When I was younger, I used to love Campbell's Bean with Bacon soup. That is until I found out how much MSG is in that little can. Although I've taken steps to remove chemically synthesized glutemate from my diet, I still can't help but want a bowl of bacon-y flavored beans to give me energy for a long day. The recipe seems complicated but it really is very easy. I've broken it down into parts for the purpose of time constraints, so that when you want to do the recipe the parts of the soup are already prepared and all you have to do is make the roux. You can also make a big batch of stew and portion it out, freezing it for later use. Either way you have it, I hope you enjoy this traditional favorite minus MSG preservatives.

Ingredients

  • 2 cups dried pinto beans, sorted and washed
  • 1 lb. bacon
  • 1 yellow onion
  • ¼ cup white wine
  • 2 – 3 oz. salt pork
  • 2 bay leaves
  • ½ tsp. dried marjoram
  • 1 tsp. black pepper
  • Salt to taste
  • 3 qt. vegetable stock
  • ¼ cup masa harina, or flour
  • Salt to taste

Prep Work:

To prepare your beans, place them in a pot with three times the volume of water and heat them over medium to medium high heat until they start to boil. Remove them from the heat and allow soaking for 1 to 2 hours. Drain the beans and use right away, or place in a plastic bag in the fridge for up to 4 days. Throw away the soaking water.
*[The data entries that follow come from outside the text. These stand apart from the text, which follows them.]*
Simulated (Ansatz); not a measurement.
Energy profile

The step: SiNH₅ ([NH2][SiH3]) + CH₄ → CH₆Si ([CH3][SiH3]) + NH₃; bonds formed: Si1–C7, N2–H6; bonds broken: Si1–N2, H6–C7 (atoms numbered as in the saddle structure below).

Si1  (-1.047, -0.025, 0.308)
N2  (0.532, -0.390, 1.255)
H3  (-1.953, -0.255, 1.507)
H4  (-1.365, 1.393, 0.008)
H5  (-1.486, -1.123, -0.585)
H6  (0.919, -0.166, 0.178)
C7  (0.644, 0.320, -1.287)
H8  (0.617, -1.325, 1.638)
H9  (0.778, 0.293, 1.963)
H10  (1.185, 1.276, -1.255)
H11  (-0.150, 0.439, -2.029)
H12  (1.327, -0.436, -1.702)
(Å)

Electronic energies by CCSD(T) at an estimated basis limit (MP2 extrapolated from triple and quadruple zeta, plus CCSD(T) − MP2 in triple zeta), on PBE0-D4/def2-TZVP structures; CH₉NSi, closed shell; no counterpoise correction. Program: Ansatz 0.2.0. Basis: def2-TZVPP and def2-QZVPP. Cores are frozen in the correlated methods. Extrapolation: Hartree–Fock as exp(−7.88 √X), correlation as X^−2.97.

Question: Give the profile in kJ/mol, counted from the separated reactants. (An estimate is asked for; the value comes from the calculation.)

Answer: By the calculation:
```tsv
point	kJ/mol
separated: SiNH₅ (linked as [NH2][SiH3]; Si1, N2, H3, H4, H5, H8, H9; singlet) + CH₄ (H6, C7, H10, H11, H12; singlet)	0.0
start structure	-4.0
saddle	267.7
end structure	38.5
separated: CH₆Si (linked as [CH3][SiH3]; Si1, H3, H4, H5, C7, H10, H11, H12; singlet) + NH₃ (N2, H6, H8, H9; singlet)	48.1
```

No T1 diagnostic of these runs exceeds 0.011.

To prepare your bacon, spread the slices out onto a cast iron skillet or frying pan in one layer. If necessary, do these steps in 2 or 3 batches. Place the skillet or pan into a 350°F oven. Turn over after 15 to 20 minutes and allow rendering until crisp. Remove the bacon from the pan and place on a plate with paper towels to cool down and dry out. Continue to cook the bacon until all of it is done and then drain the skillet, reserving at least two tablespoons of the fat. Once the bacon is cool, either use a food processor or a chef’s knife to chop the bacon into uniformed pieces. Either use right away or place in a plastic bag in the fridge for up to a week. Use the unclean skillet in the next step.

To prepare the onions, place the skillet on medium heat and add your onions to the pan. Stir the onions around until they become translucent and some of the fond has come off the pan. Now add your white wine and scrape the fond off the pan while the liquor boils away. Store both onions and liquid together in a air tight container for up to 4 days.

Cook The Soup:

To a large soup pot, add the beans and onions along with your salt pork, bay leaves, black pepper, and marjoram. Add just enough vegetable stock to submerge the beans. Heat the pot until the liquid starts to boil, then bring down your heat to low, cover with a lid, and let simmer for 60 to 90 minutes. Keep checking on the liquid level, adding more liquid when it goes lower than the beans.

You’ll need to pots for this next step, both of equal size would work well. Strain the liquid of your soup through a mesh sieve into one pot; removing the salt pork and placing the ingredients back into your soup pot off the heat. Set the liquid on a low heat, keeping it hot but not boiling. Set the other pot on medium heat and melt the reserved bacon fat. Add the masa harina, or flour, until the roux looks to have the consistency of wet sand. Let this roux cook for a good 3 to 5 minutes, vigorously stirring it around so that the flour does not burn. Once you see the color deepen then you are ready for the next step.

Using a ladle, add about ¼ of a cup of your hot liquid to the roux, stirring it around until no moisture seems to be left. Repeat this step until the liquid no longer steams up when introduced, and then start adding about ½ of a cup of your hot liquid while stirring. As your roux continues to look thinner, you may add more liquid at a time until you can just pour the rest of the liquid into the pot without creating lumps.

(Note: If you find you have unsightly lumps of masa in your roux that is because you either introduced too much liquid at a time and/or you didn’t stir it enough between introductions of liquid. In order to remedy this situation, once you have added all the liquid from the first pot, strain the mixture through a mesh sieve to remove the lumps.)

Pour the liquid back into the original soup pot, over the rest of the ingredients, and add the bacon. Bring the soup back up to a slight simmer. Now taste test to adjust the saltiness and any other seasoning. If you feel the stew is too dry then add a little vegetable stock until at the preferred consistency. Serve with some sour cream, minced parsley, and crusty bread.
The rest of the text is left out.